From these examples we deduce what the arithmetic operators have to cope with:

- RHS of simple integers
- RHS of another SimdShape

In both cases, there are further subdivisions because SimdShapes can be created as either fixed_width priority or elwidths priority

- fixed_width priority (vec_op_widths=None)
- elwidths priority (fixed_width=None)
- equal (no) priority (both are given)

## RHS simple integers

Although this is a simpler case, there are still three options:

- add/mul/sub etc. of integer at fixed_width priority (vec_op_widths=None)
- add/mul/sub etc. of integer at elwidths priority (fixed_width=None)
- add/mul/sub etc. of integer at equal (no) priority (both are given)

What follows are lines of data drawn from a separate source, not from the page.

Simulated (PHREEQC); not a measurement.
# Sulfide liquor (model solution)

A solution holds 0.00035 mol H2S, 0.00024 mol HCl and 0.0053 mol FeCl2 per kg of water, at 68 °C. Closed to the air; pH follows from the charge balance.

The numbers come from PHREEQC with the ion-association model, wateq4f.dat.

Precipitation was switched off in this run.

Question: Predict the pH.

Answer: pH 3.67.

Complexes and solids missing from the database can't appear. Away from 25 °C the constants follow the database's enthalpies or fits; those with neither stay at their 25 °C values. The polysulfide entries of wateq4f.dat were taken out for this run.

The expected behaviour on fixed_width priority is that the arithmetic operation should take place on the fixed width. adding 8 to a 64-bit fixed-width SimdSignal should result in the overall fixed width being extended to 72-bit, and for all partitions the new element-width within each partition is newly-computed to be the maximum possible permitted amount. Example:

- assume fixed_width=64 and partition_counts {1,2,4,8}.
- therefore the computed element sizes are: 1x64, 2x32, 4x16, 8x8
- assume that an add operation has requested to add 8 to the fixed width
- the new fixed_width is 72
- the newly-computed element sizes shall be: 1x72, 2x36, 4x18, 8x9

The expected behaviour on element-width-priority on the other hand is that
the arithmetic operation takes place on *each of the element-widths*

Example:

- assume element_widths={16,16,10,12} and partition_counds {1,2,4,8}
- therefore the computed element sizes are: 1x16, 2x16, 4x10, 8x12
- therefore the computed overall width is the maximum of these amounts (8x12) which is a 96-bit wide Signal.
- assume that a subtract operation has requested to subtract 5 from the element_widths.
- the newly-computed element_widths becomes {16-5,16-5,10-5,12-5} which is {11,11,5,7}
- therefore the computed element sizes are: 1x11, 2x11, 4x5, 8x7
- therefore the newly-computed overall width is the maximum of these amounts (8x7) which is a 56-bit quantity.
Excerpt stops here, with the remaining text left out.